Income Tax Act 2023
Section 51 - Approval of Bad Debt Expense
(as updated till Finance Act 2024)
(1) Bad debt expense shall be allowable in cases other than banks and 1[finance companies], if —
(a) a bad debt or part thereof is established as irrecoverable and is written off in the books of account of the business;
(b) all reasonable steps have been taken for the recovery of the amount recognized as bad debt prior to being written off;
(c) a bad debt or part thereof is treated as an income in determining the income in an income year.
(2) Bad debt expense shall be allowable in the case of banks and 2[finance company], if—
(a) a bad debt or part thereof is established as irrecoverable by applicable banks and 2[finance company] in Bangladesh in accordance with International Accounting Standards (IAS) and is written off in the books of account of the business;
(b) all reasonable steps have been taken for the recovery of the amount recognized as bad debt prior to being written off;
(c) a bad debt or part of a bad debt is treated as an income in determining the income in an income year.
1 The words “finance companies” were substituted for the word “financial institution” by section 14(a) of the Finance Act, 2024 (Act No. V of 2024) with effect from 1st July 2024.

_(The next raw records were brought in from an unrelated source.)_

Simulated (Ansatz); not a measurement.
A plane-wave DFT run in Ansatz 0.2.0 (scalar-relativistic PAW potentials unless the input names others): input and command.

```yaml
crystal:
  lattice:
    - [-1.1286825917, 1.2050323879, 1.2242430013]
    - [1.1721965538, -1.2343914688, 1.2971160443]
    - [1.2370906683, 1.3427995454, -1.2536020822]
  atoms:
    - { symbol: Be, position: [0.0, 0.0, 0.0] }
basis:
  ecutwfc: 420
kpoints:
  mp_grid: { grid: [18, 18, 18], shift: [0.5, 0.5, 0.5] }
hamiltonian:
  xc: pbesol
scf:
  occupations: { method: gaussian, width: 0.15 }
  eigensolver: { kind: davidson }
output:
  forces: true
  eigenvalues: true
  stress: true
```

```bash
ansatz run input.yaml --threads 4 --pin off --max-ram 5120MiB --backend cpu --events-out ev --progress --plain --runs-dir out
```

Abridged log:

2 The words “finance company” were substituted for the word “financial institution” by section 14(a) of the Finance Act, 2024 (Act No. V of 2024) with effect from 1st July 2024.
Disclaimer: This is the authentic English text of the Income Tax Act 2023, as published under SRO No. 404-Law/2025 dated 08 October 2025. In the event of any inconsistency or conflict between the content on this website and the official Government publications or gazette notifications relating to laws, rules, regulations or SROs, the official Government publications and notifications shall prevail.